BMW is… joy?

By Ingrid Fetell Lee

bmw1

Quick! Name the car you think of when I say “joy.”

…VW bug? …Mini Cooper? …BMW?

This new BMW “joy” positioning is being rolled out so softly it’s hard to tell where it’s going yet, but so far it feels like there’s a disconnect between the BMW people know and love and the BMW the brand is selling.

In “The Making of The Story of Joy” video, a behind-the-scenes look at the hero ad for the new campaign, an unidentified BMW rep is quoted as saying:

You buy goosebumps and you buy smiles and you buy adrenaline and you buy speed and you buy stories and experiences and emotion and it makes me smile even thinking about it. And that’s joy, and that’s what you get when you buy BMW, and it’s what the brand has always been about.

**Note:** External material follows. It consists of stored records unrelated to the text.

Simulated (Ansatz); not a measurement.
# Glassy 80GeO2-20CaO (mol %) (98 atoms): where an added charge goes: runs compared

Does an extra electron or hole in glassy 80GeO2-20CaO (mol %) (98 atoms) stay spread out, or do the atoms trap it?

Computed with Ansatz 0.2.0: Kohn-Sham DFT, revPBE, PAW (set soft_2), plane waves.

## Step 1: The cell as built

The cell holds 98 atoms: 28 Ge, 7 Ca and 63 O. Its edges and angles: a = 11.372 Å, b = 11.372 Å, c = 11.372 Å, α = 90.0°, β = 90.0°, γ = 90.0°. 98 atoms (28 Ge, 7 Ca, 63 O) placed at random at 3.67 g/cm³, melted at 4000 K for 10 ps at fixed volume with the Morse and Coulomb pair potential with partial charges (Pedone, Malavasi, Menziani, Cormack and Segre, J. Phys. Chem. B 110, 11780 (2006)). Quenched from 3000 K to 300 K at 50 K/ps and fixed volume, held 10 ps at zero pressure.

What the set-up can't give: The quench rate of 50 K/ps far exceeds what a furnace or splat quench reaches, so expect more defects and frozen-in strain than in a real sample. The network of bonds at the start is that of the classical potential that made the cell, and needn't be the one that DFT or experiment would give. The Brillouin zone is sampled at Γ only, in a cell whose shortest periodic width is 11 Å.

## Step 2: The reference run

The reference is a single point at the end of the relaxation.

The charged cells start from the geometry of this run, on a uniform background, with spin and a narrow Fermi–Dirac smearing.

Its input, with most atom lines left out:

Really? Because I thought BMW was always about the cold metallic awesomeness of German engineering. For three decades, BMW called itself the “ultimate driving machine,” a positioning that reinforced ideas of performance, quality, speed, and luxury and kept the focus firmly on the vehicles. A quick browse of BMW’s brandtags is all that’s needed to confirm the clear understanding that rewarded such consistency of message across the company’s design and communications for all those years.

It’s unclear whether the change had an impetus or is just change for change’s sake, but evidently BMW’s brand managers felt they needed a more emotional positioning. They’ve encapsulated this idea in the new tagline “sheer driving pleasure,” which actually feels like a very appropriate evolution from “ultimate driving machine”: symmetrical to the original, with a more emotional and evocative tone that focuses on the response (pleasure) rather than the stimulus (machine).

All good so far. But from pleasure to joy is a much bigger leap, and a less credible one for this very masculine, mature brand. Pleasure is intense, sensuous, and thrilling; joy is childlike, whimsical, charming, cute, and sweet. Heart-racing pleasure makes perfect sense as emotional territory for BMW to own; the sweetness of joy feels like a force-fit.

Which is how it seems in these ads. In the “Story of Joy” ad (still Europe-only, for the moment), the voiceover describes joy as “efficient, dynamic, and unstoppable,” which makes the brand feel about as emotionally arousing as a FedEx truck. In an effort to inspire passion, the ad shows a BMW festival, a little boy surrounded by toy cars in his bedroom, and a bunch of drivers happily “joy-riding”. It does make you smile. But none of it has the humor of most VW ads, the odd charm of the old Sheet Metal Saturn ad, or the irreverent emotional punch of Mercedes nostalgia ads (like this one). BMW gets closer to joy’s quirky sensibility with the just-released “Jump for Joy” ad; but unfortunately this flies the furthest off the mark from the sleekness, aspiration, and power the brand is known for.

There’s no question that BMW is brand with enormous equity. They were probably right to pursue a more emotional tone in their marketing, but at this early stage it’s just not clear they hit upon the right emotion. In pursuit of joy, are they trading something more valuable?